From the quick peek above, vip passengers that slept in the cryo were much more likely to be not transported away. So did, having a cabin in deck E and number 0.

Then we take a look at the continuous numbers.

plot_boxplot(whole_init_exp,
             by = "transported", 
             nrow = 2, 
             ncol = 2)

Passengers that spent their money in crowded open space like food_court and shopping_mall were more likely to be vanished. Meanwhile, spending money in more private situation like room_service, spa, and vr_deck helped their chance to be not taken away into some alternate dimension. Was there something contagious with the way the vanishing happened?

They’re mostly not normally distributed, but to be sure, let’s see them in qq plot.

plot_qq(whole_init_exp, 
        by = "transported",
        nrow = 2,
        ncol = 2
        )

Only age that has resemblance of normal distribution. The rest are skewed.

Cross-Validation

We have to split the train data into two parts:

  • Train - Learn : We use this to train the model
  • Train - Validation : Then we evaluate the model in this data set
train_expanded <- whole_init_exp %>% filter(!is.na(transported))
test_expanded <- whole_init_exp %>% filter(is.na(transported))
RNGkind(sample.kind = "Rounding")
## Warning in RNGkind(sample.kind = "Rounding"): non-uniform 'Rounding' sampler
## used
set.seed(1)
idx <- sample(nrow(train_expanded),
              0.8 * nrow(train_expanded))
train_exp_learn <- train_expanded[idx,-1]
train_exp_val <- train_expanded[-idx,-1]

Let’s check the target balance.

prop.table(table(train_exp_learn$transported))
## 
##     FALSE      TRUE 
## 0.4982744 0.5017256

Cool, it’s already balanced.

Modeling and Validation

Features Selection

The number of rows is too much for my hardware to process model that includes all the features. So here I’m using Boruta to evaluate which features are important and should be integrated in the actual model.

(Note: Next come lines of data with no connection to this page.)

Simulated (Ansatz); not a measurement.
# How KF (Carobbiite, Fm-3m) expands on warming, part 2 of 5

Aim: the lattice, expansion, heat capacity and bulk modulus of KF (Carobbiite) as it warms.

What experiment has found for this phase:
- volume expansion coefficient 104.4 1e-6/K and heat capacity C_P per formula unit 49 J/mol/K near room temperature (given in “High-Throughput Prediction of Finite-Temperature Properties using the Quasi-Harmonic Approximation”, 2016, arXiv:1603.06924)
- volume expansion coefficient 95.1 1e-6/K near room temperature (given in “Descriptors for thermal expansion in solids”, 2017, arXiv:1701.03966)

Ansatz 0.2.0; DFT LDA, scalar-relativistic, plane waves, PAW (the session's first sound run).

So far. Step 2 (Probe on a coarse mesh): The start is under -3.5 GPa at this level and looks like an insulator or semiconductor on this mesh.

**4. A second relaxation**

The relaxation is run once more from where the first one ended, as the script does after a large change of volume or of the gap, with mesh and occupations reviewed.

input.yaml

boruta_output <- Boruta(transported ~ ., data=na.omit(train_exp_learn), doTrace=1)
## After 12 iterations, +19 secs:
##  confirmed 19 attributes: age, cabin_deck, cabin_number, cabin_side, cryo_sleep and 14 more;
##  rejected 1 attribute: vip;
##  still have 1 attribute left.

Boruta created shadow features from randomized copies of the original features. It then applied random forest classifier on them and applies feature importance measures. Boruta compares the best of the shadows and the origins. Those original features that lost to the shadows are rejected.

plotImpHistory(boruta_output)

plot(boruta_output, cex.axis=.8, las=2, xlab="", main="Variable Importance")

The plot above shows 19 confirmed important features.The boruta results agree with the previous observations that how public or private their behaviors are quite important since food_court, spa, and cryo_sleep is in the top five confirmed list.

Let’s pull the top 19 important features.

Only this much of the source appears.